Because Van Nuys is a part of the City of Los Angeles, Van Nuys’s government should be in Downtown Los Angeles, right? Not fifteen or so miles northwest of LA City Hall. Out in the Valley, among the lords of bad taste—boring midrise office towers wrapped in brown glass, dull stucco apartments, and bumptious hillside mansions—there are no Peter Zumthor museums or Bjarke Ingels hotels or Diller Scofidio + Renfro performing art centers slated for construction. Out here, the building labeled City Hall fulfills that role only in Hollywood fiction; the film crews that stalk the place seem to have art-directed the orange trees punctuating the sunny plaza. They call back to the Valley’s mythic origins—millions of flat, water-guzzling acres dedicated to citrus farming, bulldozed, then transformed over twenty short years into a vast carpet of single-family homes developed speculatively, in racially biased manner, and deliberately accessible only by car.

The dupe City Hall and other civic buildings that make up the unseeming seat of power, then, are as real as a studio backlot hiding in plain sight. Van Nuys Government Center is a stand-in for downtown democracy flung out to the suburban hinterlands, where folks might feel like citizens in an act of imaginary placemaking. But what kind of ruse is on offer?

It’s certainly not the kind of simulated world featured in 2022’s Don’t Worry Darling, Harry Styles’s Jack tricking Florence Pugh’s Alice into living in virtual Victory City because she is “miserable at work in the real world.” And it’s not really The Truman Show either, pure reality being just a peel of a set piece away. Nor does it have much in common with the Wizard of Oz’s pay-no-attention-to-the-man-behind-the-curtain situation work; Van Nuys isn’t trying to be something it’s not.

What Government Center is is seventeen rectangular acres off Van Nuys Boulevard. A collection of fairly boring ostentatious buildings (though some possess architectural qualities very deserving of appreciation) line the campus perimeter without much order otherwise. A quick prompt describing a generic government campus plugged into Midjourney would spit out something not too dissimilar. (I tried. It does.)

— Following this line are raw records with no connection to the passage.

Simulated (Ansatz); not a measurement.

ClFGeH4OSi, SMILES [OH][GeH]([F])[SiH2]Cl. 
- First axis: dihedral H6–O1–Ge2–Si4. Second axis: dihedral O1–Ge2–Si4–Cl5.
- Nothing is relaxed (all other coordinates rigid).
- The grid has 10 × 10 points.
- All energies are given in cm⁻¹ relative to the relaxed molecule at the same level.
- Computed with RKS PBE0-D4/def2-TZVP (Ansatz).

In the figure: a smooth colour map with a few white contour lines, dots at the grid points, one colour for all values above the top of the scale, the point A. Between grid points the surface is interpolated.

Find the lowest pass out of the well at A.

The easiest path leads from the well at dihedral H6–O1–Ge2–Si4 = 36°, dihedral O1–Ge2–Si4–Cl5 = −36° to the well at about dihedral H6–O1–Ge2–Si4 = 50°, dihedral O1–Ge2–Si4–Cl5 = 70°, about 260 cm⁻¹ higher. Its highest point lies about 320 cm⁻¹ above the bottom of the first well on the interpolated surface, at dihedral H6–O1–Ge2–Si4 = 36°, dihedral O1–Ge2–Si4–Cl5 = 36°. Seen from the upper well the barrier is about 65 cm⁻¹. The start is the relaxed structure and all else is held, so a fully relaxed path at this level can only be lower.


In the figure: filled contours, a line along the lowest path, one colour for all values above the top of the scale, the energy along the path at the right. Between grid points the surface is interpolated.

The foursquare piles are boxed in by low-slung storefronts and apartment blocks. Deep in the eastern portion of the campus, the Los Angeles Police Department Valley Division Station, Van Nuys Branch library, and Los Angeles Superior Court Van Nuys Courthouse East huddle around a small square, out of sight from any busy boulevard. This trio, completed from 1964 to 1967, offer pristine examples of post-Eamesian modernism in Los Angeles; the police station, a classic precast concrete work by Daniel Mann Johnson and Mendenhall, floats on a plinth of deep blue tiles, while the unfussy Superior Court offers a few Pop moments. (Circular ceiling lights visible through the curtain wall create a fun, polka dot pattern.) The latter was the site of the seedily seductive Menendez Brothers murder trial, cementing Government Center as a ground zero for occasional paparazzo-worthy celebrity gawking, where flimsy authenticity rubs right up against very real consequences of criminal law.

To the west, the 1990 Superior Court building looms stoically over the newer side of campus. Built during Pete Wilson’s tenure as governor and opening just after Reagan exited politics for good, the courthouse intimidates with formidable gray-pink granite walls, as if to signal its distrust of defendants. The atrium vestibule is eccentrically formal, with white columns topped with chrome capitals, and sunbaked, on account of a bulky Michael Graves–ish skylight. The architecture, more tone deaf today than that of its 1967 courthouse cousin next door, was worked out by Dan Dworsky, who gained notoriety as Frank Gehry’s hated (and later removed) executive architect on Disney Concert Hall. An intemperate Gehry told Los Angeles Magazine in 1996 that his former partner “made a lot of money. He begged me for the job. I’d like to shoot him.”

The civic fantasy is really just banal reality, and that plain honesty points up the wobbliness of “civic-ness.” By way of architectural types, layout, building names, and memorial plaques, the center asks us citizen visitors to perform in its pantomime, too.

More than a decade separates the Marvin Braude Building, aka The San Fernando Valley Constituent Service Center, from the dour courthouse, yet a postmodern influence lingers—namely in the many stylistically divergent details. Red flagstone tile cladding hints at a vague desert southwest inspiration, and Wrightian intent comes through in overwrought mullions and rust-colored buttresses. Arches, columns, merlons, even a sky bridge add to the jumbled architectural palette. The building is successful in certain respects, however, as in its covered arrival areas, where one can gather one’s thoughts before heading inside or find a relatively quiet place to take a phone call. And the look-alike government seal on the front door that reads “Constituent Service Center” sure fooled me.

If you want more municipal pastiche, head on over to the James C. Corman Federal Building. It’s a disaster of watered down civic motifs and threadbare detailing—a mean-and-lean campus cornerstone dating from the ’70s. Tall, narrow windows punched into the black facade have carceral overtones. A brutal forecourt offers a badly underscaled piece of public sculpture and countless menacing blue bollards. A nearby hot dog stand is joyful by comparison.

The Braude was built in 2003, and apart from recent alterations at the Corman Federal Building, there has been little construction at the Van Nuys Government Center since. The surrounding area hasn’t changed much either. In 1988, the Los Angeles City Planning Department and the Urban Design Advisory Coalition sponsored a study to redevelop Van Nuys Boulevard, whose retail corridor mostly comprised adult bookstores and pawnshops. It was thought that a private developer could be persuaded to front the financing for the Vision Van Nuys project—in return for the equivalent of 450,000 square feet of office space.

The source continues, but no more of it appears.